Tuesday, November 24, 2009

Peacebuilders Statement on the Maguindanao Massacre

We deplore and condemn the vicious killings in Maguindanao Province yesterday, Monday November 23. At least 46 people, including public servants, journalists, fathers and wives, were murdered while exercising their democratic rights to register an election candidate and serving as media practitioners providing the information and transparency that undergirds a healthy society. This incident is a serious blow to that crucial work in society and may be the largest killing of media personnel ever, according to the Paris-based Reporters Without Borders.

In particular we mourn the loss of Jun Jun Legarta, a field reporter for Mindanao Bulletin, and Juvy Unto, a field reporter based in Tacurong, Sultan Kudarat. They are the cousins of our Peacebuilders staff member Jester Valdez.

Peacebuilders Community Inc. has been doing peace education, advocacy and conflict transformation in Mindanao since 2006. We have seen over the years how easy it is for a localized incident to spark wider violence and how negative perceptions of conflict often reduce the capacity to address these flare-ups in creative non-violent ways.

We therefore decry the media using this incident to war-type the image of Mindanao. This is seen in today’s Philippine Daily Inquirer (PDI) headline picture showing a column of tanks in Datu Piang Maguindanao on May 26 in the offensive against the MILF, a war story and location of an unrelated image piggy-backed onto the current tragedy. This only cements that image of violence in the national consciousness and the idea that military action is the appropriate or only response.

We therefore call on the editors of the PDI to balance their reporting with the pictures and stories of the many peace workers, journalists and advocates struggling to birth a better reality in Mindanao. We are especially concerned about the following:

1. With the increased military and police presence in an already highly militarized and volatile area, we are concerned about a potential disintegration of the ceasefire between the army of the Government of the Republic of the Philippines (GRP) and the Moro Islamic Liberation Front (MILF), which was only reestablished this past July.

2. The government might take this as an opportunity to go after suspects accused of human rights violations in the recent hostilities between the MILF and GRP, which could lead to displacement of civilians in other communities.
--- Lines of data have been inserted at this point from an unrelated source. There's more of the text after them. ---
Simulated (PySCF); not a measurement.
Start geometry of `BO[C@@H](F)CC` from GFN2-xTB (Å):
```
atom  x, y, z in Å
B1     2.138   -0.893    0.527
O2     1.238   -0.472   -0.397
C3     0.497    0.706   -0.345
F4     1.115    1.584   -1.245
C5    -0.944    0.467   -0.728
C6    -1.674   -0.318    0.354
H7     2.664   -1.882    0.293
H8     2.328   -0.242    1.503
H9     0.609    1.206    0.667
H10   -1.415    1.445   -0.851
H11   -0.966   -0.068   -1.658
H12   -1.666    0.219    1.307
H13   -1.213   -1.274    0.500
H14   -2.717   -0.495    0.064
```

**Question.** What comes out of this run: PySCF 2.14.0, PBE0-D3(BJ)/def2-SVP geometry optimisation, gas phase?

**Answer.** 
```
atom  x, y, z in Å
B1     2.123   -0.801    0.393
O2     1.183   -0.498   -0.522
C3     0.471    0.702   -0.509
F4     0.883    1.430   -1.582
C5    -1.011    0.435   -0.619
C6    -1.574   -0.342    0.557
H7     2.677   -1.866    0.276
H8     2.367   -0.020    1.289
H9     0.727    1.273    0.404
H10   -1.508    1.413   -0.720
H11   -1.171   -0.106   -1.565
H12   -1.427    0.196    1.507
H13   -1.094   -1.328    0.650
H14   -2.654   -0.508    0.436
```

3. Spillover of communal violence into surrounding communities and the escalation of a cycle of retaliation between involved individuals, families or communities, or the settling of unrelated grudges by unrelated parties through violent means.

PBCI has learned that within every painful situation such as this lay seeds of peace and hope that will grow when watered by justice and truth. While there is tragedy and danger in this reality, there is also an opportunity to transform this into something new and better.